Lightgbm: Feature importance calculate on validation set

Created on 13 Mar 2018 · 7Comments · Source: microsoft/LightGBM

seems that feature importance calculates on the training set, can it apply to validation set?

Source

penolove

👍1

All 7 comments

You can use the column sums of the absolute values of the predictor contributions to achieve this. When predicting, pass in pred_contrib=true or predcontrib=TRUE (R version) which will return a matrix of predictor contributions. The last column is the model intercept and can be ignored. By summing the absolute values of these contributions you can calculate importance on any data set.

Zelazny7 on 13 Mar 2018

👍1

@Zelazny7 correct me if I am wrong, the suggested method would calculate Shap-type feature importance which I understand is different from lightgbm's typical feature importance referred to above, right? Just clarifying, otherwise I think shap is better anyway. BTW thanks for enabling it within R!

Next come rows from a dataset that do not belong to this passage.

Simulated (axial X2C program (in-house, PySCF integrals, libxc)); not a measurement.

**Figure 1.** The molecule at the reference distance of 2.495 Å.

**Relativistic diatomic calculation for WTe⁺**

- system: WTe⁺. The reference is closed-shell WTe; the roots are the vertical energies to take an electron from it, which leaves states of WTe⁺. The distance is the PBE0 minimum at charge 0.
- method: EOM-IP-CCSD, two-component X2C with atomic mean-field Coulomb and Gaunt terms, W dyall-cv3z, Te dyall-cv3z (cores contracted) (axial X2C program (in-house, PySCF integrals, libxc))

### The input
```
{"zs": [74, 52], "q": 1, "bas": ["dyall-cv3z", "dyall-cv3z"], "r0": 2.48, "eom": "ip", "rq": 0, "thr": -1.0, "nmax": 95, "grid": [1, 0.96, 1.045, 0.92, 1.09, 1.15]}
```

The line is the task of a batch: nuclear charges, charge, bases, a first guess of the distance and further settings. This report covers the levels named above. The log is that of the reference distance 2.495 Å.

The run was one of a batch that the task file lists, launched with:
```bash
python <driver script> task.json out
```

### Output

amir-ghasemi on 16 Mar 2018

👍1

Yes, your understanding is the same as mine! You will be calculating the Shap scores for each feature. The have the nice property of being consistent and adding up to the predicted score so I agree with you about them being better as well. However, they may take a while to compute on large datasets. I haven't done any timing tests and I'm not sure what the complexity of the operation is.

Zelazny7 on 16 Mar 2018

👍1

Thx! Is the shap feature importance mention in this paper? https://arxiv.org/abs/1706.06060

penolove on 16 Mar 2018

Yes, that is what's being calculated using pred_contrib = true or predcontrib=TRUE. I had nothing to do with that paper and only exposed what the author of that paper added to LightGBM in the R package

Zelazny7 on 16 Mar 2018

@Zelazny7 It takes about 20 minutes to compute SHAP scores on a 33M observations x 39 features with 28 physical cores (9.6GB matrix output). 100 iterations of boosting at depth 6 was performed.